Barry Bostwick Didn't Mind Some Of His Songs Being Cut From Rocky Horror Picture Show

While we all know that it's just a jump to the left and a step to the right to get the "Time Warp" going, did you know that there were songs from the original stage musical that didn't make it into the film version of "The Rocky Horror Picture Show"? One of them, "Superheroes," was filmed and included in the U.K. theatrical cut but not the version that played in the U.S., while the other was a little song belted out by Brad Majors (Barry Bostwick) immediately after his romantic rendezvous with the villainous Dr. Frank N. Furter (Tim Curry). That song, "Once in a While," never made it into the film or onto the soundtrack, but Bostwick wasn't apparently too upset about losing one of his chances to hold the spotlight. 

In an interview with Orlando Weekly, Bostwick explained that while he was a bit bummed about the loss of "Superheroes," which he sang along with co-star Susan Sarandon, he completely understood nixing "Once in a While." After all, he came from a theater background and understood the value of teamwork, and besides, his part of "Rose Tint My World" is the best one! 

'It's not my favorite song in the film anyway.'

Many stars might be upset if their big solo song was cut from the movie, but for Bostwick, taking the song out made sense:

"Brad is just one of 10, and I've always learned to be part of an ensemble, and I appreciate and know my place. I think that anything that was cut in the movie of my stuff was wisely done. The song 'Once in a While' was in the absolute wrong place in the film. The film was just starting to take off, there was some energy, and then all of a sudden you've got me sitting there singing after getting boned by Frank N. Furter, and it stopped the momentum of the movie. I totally get that; you know, it's not my favorite song in the film anyway."

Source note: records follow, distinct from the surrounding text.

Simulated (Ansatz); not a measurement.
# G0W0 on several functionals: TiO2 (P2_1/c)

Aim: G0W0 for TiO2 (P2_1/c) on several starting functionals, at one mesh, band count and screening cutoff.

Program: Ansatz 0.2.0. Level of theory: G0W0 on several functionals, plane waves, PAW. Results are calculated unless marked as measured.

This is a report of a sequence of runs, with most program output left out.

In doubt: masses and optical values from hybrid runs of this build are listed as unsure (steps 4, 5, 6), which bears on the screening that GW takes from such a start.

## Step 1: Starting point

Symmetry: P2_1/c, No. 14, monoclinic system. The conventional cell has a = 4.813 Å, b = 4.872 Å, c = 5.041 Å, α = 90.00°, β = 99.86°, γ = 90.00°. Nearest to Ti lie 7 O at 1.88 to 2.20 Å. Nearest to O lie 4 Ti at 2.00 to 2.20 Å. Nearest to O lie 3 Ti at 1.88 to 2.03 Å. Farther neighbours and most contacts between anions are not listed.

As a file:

First things first, the 77-year-old Bostwick using the word "boned" to mean "had sex with" is my favorite thing I've read today. Second, he's absolutely right. Following the hilariously horny ridiculousness of Sarandon's "Touch-a, Touch-a, Touch-a, Touch Me," a mournful dirge for Brad's virginity is just not really the right tone. Instead of slowing things down, the movie leads straight into the dinner party and the song "Eddie," an upbeat ditty about their dinner sung by Meat Loaf's recently deceased biker character, Eddie. 

Saving 'Superheroes'

While Bostwick had no problems with them cutting his solo song, he was understandably frustrated with the removal of "Superheroes," which he thought was vital to the themes of the film:

"I regretted when they cut [the finale song] "Superheroes," [which was later restored] ... They thought it was too much of a downer, and I thought it was the whole message of the movie. It was the last scene we shot, and it was an emotional scene for me, because when they cut at the end of that I was in tears. Because I had had such an amazing time ... Even though I was doing a lot of off-off-Broadway and stuff like that in New York, these people were on top of their game, all of them: whether the editing, or the designers, or the costumes and all of the actors ... The whole thing was so fulfilling to me that I was emotionally filled at the end."

That's right, those tears you see in Bostwick's eyes at the end of the restored "Superheroes" scene are real, and they're there because he's so darn happy to be a part of "Rocky Horror." Bostwick is being a bit too humble, as he wasn't just doing "off-off-Broadway" and had already originated the role of Danny Zuko in the original Broadway run of "Grease," but he was still very much an up-and-coming actor when he starred in "The Rocky Horror Picture Show." In the years since, he's gone on to be a successful actor on stage and screen, but he's always championed the weird little movie that made him a household name. Oh, Brad!